The umpire’s award was subsequently filed before the Subordinate Judge, First Class, in Delhi. The Agents moved to set aside the award, alleging that the umpire had committed misconduct by failing to provide them with a sufficient opportunity to present and substantiate their case. They further argued that the umpire erred in holding that the claims described in Schedules B, C and D either did not arise out of the contract or lay beyond the scope of the reference. The Subordinate Judge agreed that the umpire had been in error in leaving the claims in Schedules B and D undetermined, finding that both were within the reference’s scope. He held that the claim in Schedule C was correctly left undecided because it fell outside that scope. Moreover, the judge ruled that the award was vitiated by judicial misconduct, since the Agents had not been afforded an adequate chance to place their case before the umpire. Accordingly, he set aside the award but declined to supersede the reference, directing the parties to appoint new arbitrators in accordance with clause 20 of the original agreement for the further settlement of the dispute. The Union of India appealed this order to the High Court of East Punjab. Justice Khosla, hearing the appeal, affirmed the Subordinate Judge’s decision and concurred with the view that the umpire had acted improperly.
The learned Judge held that the umpire had been guilty of judicial misconduct. In his judgment he observed that the claim of the Agents, as set out in Schedules B and C, was not beyond the scope of the arbitration agreement. The Court noted that, by making this observation, the learned Judge apparently committed an error, because the Subordinate Judge had previously concluded that the claim described in Schedule C was beyond the arbitration agreement. No reasons were supplied by Khosla, J. for rejecting the Subordinate Judge’s conclusion, and the judgment therefore lacked an explanation for the departure from the earlier finding.
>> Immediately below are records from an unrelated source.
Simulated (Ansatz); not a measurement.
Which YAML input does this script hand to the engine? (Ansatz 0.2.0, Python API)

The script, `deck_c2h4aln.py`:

Appeal 31 of 1953, filed under the Letters Patent against the judgment of Khosla, J., was dismissed by a Division Bench of the High Court of East Punjab. The Division Bench remarked that the claim detailed in Schedule B arose out of the contract, but held that it was unnecessary to decide whether the claim described in Schedule C, which sought an increase in the financing and overhead mandi charges, had been properly excluded by the umpire. In the interim, the Agents, by a letter dated 2 August 1952, requested that the Government of India appoint their arbitrator under clause 20 of the agreement dated 3 May 1937 so that a fresh adjudication of the dispute could be undertaken, and they further informed the Government that they had again appointed Nigam as their arbitrator. The Government replied by a letter dated 14 August 1952, informing the Agents that it had filed an appeal against the Subordinate Judge’s judgment in Delhi, and asserting that, in view of the pending appeal, the question of appointing an arbitrator did not arise until the appeal was finally disposed of. Nevertheless, the Government, without prejudice to its right to prosecute the appeal, appointed Rangi Lal to act as arbitrator on its behalf.
After the appeal under the Letters Patent was finally decided by the East Punjab High Court on 16 December 1953, the appointed arbitrators proceeded to take up the reference. On 1 March 1954 the Agents presented their claim. They contended that the supplementary agreement dated 20 June 1942 was void and, in any event, that the representations made on 6 December 1943 and subsequently had induced the Chief Director of Purchases to assure them that their claim would be favourably considered by the Government of India. Relying on those assurances, the Agents continued to supply ghee in the quantities demanded by the Government, incurring what they described as “heavy extra expenditure.” They further asserted that they had repeatedly demanded an increase in the mandi and financing charges and that the Chief Director of Purchases, who possessed the requisite authority, had given them repeated verbal assurances that their demands would be met and had urged them to continue supplies for the successful prosecution of the war. On the basis that the Government of India was estopped from repudiating the claims set out in Schedules B and C, the Agents prayed for a declaration that the supplementary agreement of 20 June 1942 was void and not binding upon them, and for a decree directing the Government to pay them the sum of Rs 27,48,515.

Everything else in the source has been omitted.